The feeding of trolls

They live in the quiet places of the internet, lurking under conceptual bridges, and in shadowy corners. If you look at them, they will appear to have a human face, and a name, but this may have been taken from someone they ate. They are not easily distinguished from the other sprites, goblins and harmless creatures of mayhem who haunt the imaginary realms. What gives a troll away, is that they eat people. Unfortunately, by the time this is evident, it can be hard to escape.

Some communities will simply leave the slowest members to be eaten by trolls. A kind of natural selection blended with sacrifice that keeps the majority safe. Other tribes have specialist troll hunters, who spend their spare time sharpening weapons and baiting traps. The trouble with troll hunters is that they frequently catch an overconfident goblin by mistake. The internet realms are full of small, irritating but not very effective entities who will never actually eat anyone, they just like to flaunt their teeth. Some of them make roaring noises. This should be a giveaway, because the most dangerous trolls move quietly, they do not announce their presence with bombast and trumpet. They are just ‘little old me’ as they speak from the shadows and lure their victims under the bridges.

Of course the easy answer to trolls is not to go under bridges with them in the first place. There are philosophers who believe that trolls have a certain kind of magic, and once they cast their spells, the careless are drawn in. Seeing the face of the last person the troll ate, they believe there is a person to talk to, or maybe a boggart to tame, or a pixie to reason with. Somehow, they do not notice the very big teeth, at least, not until the chewing commences.

The creatures who suffer least from troll predation are the ones with wings, who float dreamily at too great a height for shadowy places, and who therefore seldom find themselves on the underside of bridges. They do not speak with trolls, but only with those who float about in the same airy realms. However, they are the trolls’ delicacy of preference, and when one is caught, special attention is paid to the tearing off of wings, and the slow, painful act of mutilation.

At many a camp fire, the question is asked, where do the trolls come from? There are tales of youths who set out to become kings or heroes, and, failing utterly, fell into anger and took to lurking about under bridges. It is sometimes said that the trolls do not kill, only maul their victims into hideousness so that they too must become trolls and hide from sight. Some say that it is the troll hunters themselves who ultimately become that which they have sought. One must not only guard against the hunger of trolls, one must guard against the danger of becoming a troll.
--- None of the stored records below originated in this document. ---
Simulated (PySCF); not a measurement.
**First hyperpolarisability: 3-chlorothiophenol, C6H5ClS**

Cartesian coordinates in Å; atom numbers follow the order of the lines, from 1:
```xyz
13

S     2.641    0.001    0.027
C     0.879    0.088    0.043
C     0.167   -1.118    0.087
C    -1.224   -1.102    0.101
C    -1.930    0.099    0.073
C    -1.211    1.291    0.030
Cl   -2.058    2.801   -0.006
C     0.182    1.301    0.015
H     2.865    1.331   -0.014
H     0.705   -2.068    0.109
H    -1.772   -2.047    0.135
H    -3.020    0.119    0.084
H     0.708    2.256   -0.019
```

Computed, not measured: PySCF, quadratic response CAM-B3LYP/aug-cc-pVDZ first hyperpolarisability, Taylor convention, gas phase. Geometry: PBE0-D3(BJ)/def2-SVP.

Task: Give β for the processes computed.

In the fabulous land of internet, we choose which face we wear, borrowing a visage from the gods and heroes, if we do not like our own. We are makers of masks, keepers of many identities, inventing names to go with the forms we have imagined for ourselves. Here, we can all be warrior princes, faerie queens, sorcerers and unicorns. The more masks we put on, the greater the risk that they will change when we are not watching, and one day a careless hand reaches for something that turns out not to be a cheerful hobgoblin hat at all. We accidentally pull on a skin one morning, through which we can feel nothing. We wake up thinking that those pretty, winged delicate things have no grasp on reality and we should chew some sense into them. We suspect they would be tasty, and we know it would be fun to make them squeal. We become the trolls.